Review of "The Lost Skeleton of Cadavra" (2002)

Review of "The Lost Skeleton of Cadavra" (2002)
"The Lost Skeleton of Cadavra" (2002) - Director: Larry Blamire - Starring Fay Masterson, Andrew Parks, Susan McConnell.
By:stacilayne
Updated: 12-14-2003

Review by Staci Layne Wilson for Horror.com

Satirizing the worst of the fifties B-Movies, The Lost Skeleton of Cadavra comes off like a self-aware Edward D. Wood Jr. film. Or at least, it tries to. It's hard to get past all the things that don't quite work - such as the glaring use of video instead of film, completely off-kilter camera angles, and hair and makeup that looked too modern (what? Nothing in the budget for hairspray and heavy eyeliner?). 

The intentionally absurd plot features a bespectacled dim-witted scientist (writer/director/star, Larry Blamire), his darling and ditzy wife (Fay Masterson from Drive, She Said), a nefarious rival scientist (Brian Howe from The Majestic) who's made himself a cat-woman girlfriend (Jennifer Blaire, Blamire's real-life wife) out of forest animals, a pair of clueless space aliens (Susan McConnell, Andrew Parks) and their a three-eyed pet mutant who has a penchant for mutilation, and of course the Lost Skeleton himself (who doesn't stay lost for long). The cranky skeleton is mildly amusing, but again there is a problem with the film being too modern (in the bag of bones' dialogue).

I admire what Blamire was trying to accomplish, and the actors certainly have their camp chomps (especially the beautiful Blaire, who was the only one who looked 50s-ready) but overall the movie, at a scant 89 minutes, is too short on substance and too long on tedium. I got the joke two minutes into the movie, and it never went anywhere from there. It reminded me of a cross between Swamp Thing, Attack of the Killer Tomatoes and a Saturday Night Live "Cone Heads" sketch -- and not in a good way.

As far as I'm concerned, the "oldies but baddies" are entertaining because they are the real deal. The exposition-heavy dialogue, bad jokes and terrible FX are funny because they weren't supposed to be. My bone of contention with The Lost Skeleton of Cadavra is that it can't quite straddle the fine line between tongue-in-cheek parody and serious homage. Still, The Lost Skeleton of Cadavra may well have an audience in big time B-movie fans.

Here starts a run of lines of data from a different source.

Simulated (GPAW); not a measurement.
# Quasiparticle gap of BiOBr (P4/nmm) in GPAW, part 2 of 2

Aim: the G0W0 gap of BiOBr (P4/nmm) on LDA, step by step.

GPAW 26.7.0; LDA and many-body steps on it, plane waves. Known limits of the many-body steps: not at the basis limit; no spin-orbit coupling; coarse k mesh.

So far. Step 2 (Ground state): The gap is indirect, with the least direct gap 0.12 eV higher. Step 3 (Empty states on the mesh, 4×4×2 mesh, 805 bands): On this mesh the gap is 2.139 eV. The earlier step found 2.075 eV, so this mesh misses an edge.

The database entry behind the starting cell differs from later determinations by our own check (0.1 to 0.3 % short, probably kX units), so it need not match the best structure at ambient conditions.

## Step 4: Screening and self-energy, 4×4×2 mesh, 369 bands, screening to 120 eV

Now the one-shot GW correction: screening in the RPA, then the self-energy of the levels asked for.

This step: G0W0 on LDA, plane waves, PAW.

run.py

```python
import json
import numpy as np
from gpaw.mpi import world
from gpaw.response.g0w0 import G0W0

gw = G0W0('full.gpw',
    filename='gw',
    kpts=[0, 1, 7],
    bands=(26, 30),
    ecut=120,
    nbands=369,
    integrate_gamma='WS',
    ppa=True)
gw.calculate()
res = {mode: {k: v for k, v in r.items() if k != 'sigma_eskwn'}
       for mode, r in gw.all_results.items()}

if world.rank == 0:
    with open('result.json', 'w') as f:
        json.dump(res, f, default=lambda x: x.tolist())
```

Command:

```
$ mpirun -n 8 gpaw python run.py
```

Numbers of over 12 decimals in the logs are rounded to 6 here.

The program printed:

The Lost Skeleton of Cadavra will be released by Sony Pictures Repertory in Los Angeles and New York on February 6th, 2004; Chicago, Boston, San Francisco, Berkeley and San Jose on February 13th; Seattle and Austin on February 20th, Atlanta on March 5th, and then expands nationwide on March 12th. Preceding the feature will be SKELETON FROLIC, a mildly amusing 1937 short cartoon featuring a skeletal, bird-flipping boneyard band, directed by Ub Iwerks.